E2EE promises that data sending between two endpoints can be decrypted by only those two endpoints. If an app offers E2EE but still has functions to retrieve private keys from users for any purposes such as for multi-device sync, is that considered acceptable as the app owner can get the private keys from the users and decrypt user messages when they need as the app resides on the user devices has the functions for retrieving user private key which could be invoked for other purposes such as for legal execution ?
Is it generally considered acceptable for app owners to be able to retrieve private keys from users when their apps offer end-to-end encryption?
No, it's not acceptable if the app providing service can actually access/read your raw keys.
As a result, the main question should actually be: are device-specific keys synced/exchanged between devices in an E2EE way, so that the app's servers only see encrypted data packages instead of raw, unencrypted keys?

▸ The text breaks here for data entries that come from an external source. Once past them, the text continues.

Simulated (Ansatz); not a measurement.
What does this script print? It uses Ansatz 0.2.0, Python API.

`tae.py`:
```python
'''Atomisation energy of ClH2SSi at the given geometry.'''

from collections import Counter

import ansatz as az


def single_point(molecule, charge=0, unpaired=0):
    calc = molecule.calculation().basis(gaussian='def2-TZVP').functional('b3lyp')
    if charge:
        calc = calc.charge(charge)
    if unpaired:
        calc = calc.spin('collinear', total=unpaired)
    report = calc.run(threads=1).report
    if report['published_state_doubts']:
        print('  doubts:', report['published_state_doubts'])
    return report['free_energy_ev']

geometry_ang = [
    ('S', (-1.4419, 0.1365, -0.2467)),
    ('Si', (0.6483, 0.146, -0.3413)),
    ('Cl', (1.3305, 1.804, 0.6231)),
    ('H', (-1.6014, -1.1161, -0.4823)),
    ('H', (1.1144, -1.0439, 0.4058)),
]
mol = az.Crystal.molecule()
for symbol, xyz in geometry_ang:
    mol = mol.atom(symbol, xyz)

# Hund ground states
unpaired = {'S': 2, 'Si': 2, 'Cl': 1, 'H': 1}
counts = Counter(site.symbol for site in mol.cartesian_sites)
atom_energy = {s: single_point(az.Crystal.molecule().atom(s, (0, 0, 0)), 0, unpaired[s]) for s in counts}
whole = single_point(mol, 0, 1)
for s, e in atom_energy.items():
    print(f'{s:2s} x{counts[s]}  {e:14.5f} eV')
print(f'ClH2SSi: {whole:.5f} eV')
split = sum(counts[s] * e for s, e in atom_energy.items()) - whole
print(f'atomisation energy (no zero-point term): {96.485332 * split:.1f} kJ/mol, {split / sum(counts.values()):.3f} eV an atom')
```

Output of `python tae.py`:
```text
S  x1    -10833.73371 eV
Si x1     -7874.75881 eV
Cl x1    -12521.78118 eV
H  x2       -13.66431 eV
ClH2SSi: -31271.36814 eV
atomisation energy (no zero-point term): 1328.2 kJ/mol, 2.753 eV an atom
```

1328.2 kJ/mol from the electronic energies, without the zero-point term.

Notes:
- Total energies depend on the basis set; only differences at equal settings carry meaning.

The answer will depend on the individual app and how the app provider implemented things. (In the end, this is why I personally prefer open-source solutions, as they allow me to verify all the things that go on "behind the screens" in the sourcecode.)
One thing is clear: if things like key sync are not end-to-end encrypted, the app should not be advertised as having such cryptographic protection. Keys are secrets, and should be treated/handled as such.
Yet, it should be noted that there are benign apps out there that do it correctly, so there is no satisfying one-fits-all answer to this.